DOF: Indicators in step with PH’s growth story

The Department of Finance (DOF) on Wednesday said the narrower current account deficit, coupled with solid fundamentals, augured well for the country’s growth prospects.

“The current account remains healthy with the current account deficit declining in the first quarter of 2018 compared with last year,” Finance Undersecretary and chief economist Gil S. Beltran said in an economic bulletin.

Beltran noted that in the first quarter, the current account deficit—or when the value of goods and services imported exceeded exports—narrowed to $208 million or 0.27 percent of gross domestic product (GDP) from $860 million or 1.2 percent of GDP a year ago.

“The deficit in the trade in goods balance widened by 7.2 percent to $10.4 billion, from 13.56 percent of GDP to 13.64 percent of GDP as imports rose faster than exports on account of investment goods purchased from abroad to bolster productive capacity. This allowed the economy to grow by 6.8 percent in the first quarter, one of the highest growth rates in Asia,” Beltran said.

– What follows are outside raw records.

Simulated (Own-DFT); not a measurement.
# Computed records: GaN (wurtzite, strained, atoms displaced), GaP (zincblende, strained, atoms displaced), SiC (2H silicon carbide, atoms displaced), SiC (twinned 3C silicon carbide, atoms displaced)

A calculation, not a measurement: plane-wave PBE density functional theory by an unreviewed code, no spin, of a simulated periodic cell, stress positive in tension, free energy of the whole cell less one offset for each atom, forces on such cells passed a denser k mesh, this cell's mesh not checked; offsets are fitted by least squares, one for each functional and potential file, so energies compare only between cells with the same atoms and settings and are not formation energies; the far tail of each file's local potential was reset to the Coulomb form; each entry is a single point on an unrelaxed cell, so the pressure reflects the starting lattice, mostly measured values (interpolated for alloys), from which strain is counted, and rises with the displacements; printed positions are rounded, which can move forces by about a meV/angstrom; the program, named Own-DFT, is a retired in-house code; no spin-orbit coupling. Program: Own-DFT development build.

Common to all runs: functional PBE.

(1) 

He said the deficit was outweighed by the surplus in the trade in services and income balances, which rose by 15.33 percent to $10.18 billion, or 13.36 percent of the GDP. He said earnings from business process outsourcing (BPOs) companies, remittance inflows and investments abroad helped temper the deficit.

“Net exports of services grew by 67.6 percent from $1.77 billion to $2.96 billion. This is accounted for by earnings of BPOs and tourism less imports of services,” according to Beltran.

Also, “primary income which is accounted for by earnings of the country from placements abroad less earnings by other countries from local placements grew by 10.1 percent from $681 million to $750 million,” while “secondary income which is accounted for by remittances accruing to OFWs (overseas Filipino workers) less incomes of expatriates remitted abroad also grew by 1.4 percent from $6.4 billion to $6.5 billion.”

For Beltran, “maintaining good macroeconomic fundamentals by keeping the budget deficit manageable, keeping interest rates at the level that sustains the volume of investments and allowing the exchange rate to maintain its competitive level will enable the country to sustain economic growth in the medium-term.”